Identity Evropa is a white supremacist group focused on preserving “white American culture” and promoting white European identity, according to the ADL.

In an email to CNN Wednesday, the group’s CEO Patrick Casey disputed the ADL’s claim that it is a white supremacist group and declined to comment.

The group is run by Nathan Damigo, an Iraq war veteran. In a December 2016 interview, Damigo told CNN he had been targeting 40 colleges across the country trying to bring younger people into his group.

“Prior to 1965, America was a white country, a country for European people,” Damigo said on the campus of California State University, Stanislaus, where he was a student. “What’s actually happening right now is that we’re being replaced in our own country.”

“We want to combat the diversity cult that has propagated itself not only on college campuses but throughout much of America,” he said then.

Segal said the ADL started documenting white supremacist propaganda activity on college campuses when it noticed the volume of fliers started to increase in the fall semester 2016.

White supremacists felt more emboldened by the general climate in this country, and divisive presidential election, and celebrated President Trump’s election as a victory, Segal said.

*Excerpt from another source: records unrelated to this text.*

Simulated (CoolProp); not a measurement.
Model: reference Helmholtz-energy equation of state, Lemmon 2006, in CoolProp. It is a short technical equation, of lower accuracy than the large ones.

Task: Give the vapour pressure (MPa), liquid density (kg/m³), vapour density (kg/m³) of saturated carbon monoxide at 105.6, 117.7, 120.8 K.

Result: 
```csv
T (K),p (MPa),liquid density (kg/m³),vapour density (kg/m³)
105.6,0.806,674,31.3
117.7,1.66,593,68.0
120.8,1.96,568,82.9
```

Segal said racist groups are competing with each other for attention. He said it is difficult to say whether the propaganda is gaining traction on college campuses, but the ADL is seeing more young people getting involved with white supremacist groups.

“Look no further than Charlottesville, where one of the lasting images people have are of young, 20-something, college-age kids wearing khaki pants and polo shirts who look to be the next generation of white supremacists,” Segal said, referencing protests by white nationalists on the University of Virginia campus in Charlottesville last August.

During those protests, white nationalist supporters marched holding torches. Chanting, “Blood and soil” and “You will not replace us,” the group rallied around a statue of Thomas Jefferson before they clashed with counter protesters, CNN affiliate WWBT reported.

The next day, Heather Heyer was killed and more than 19 others injured when a car plowed into a crowd protesting the “Unite the Right” white nationalist rally in Charlottesville. The driver, James Alex Fields Jr. has been indicted on several charges including first-degree murder in connection with the attack.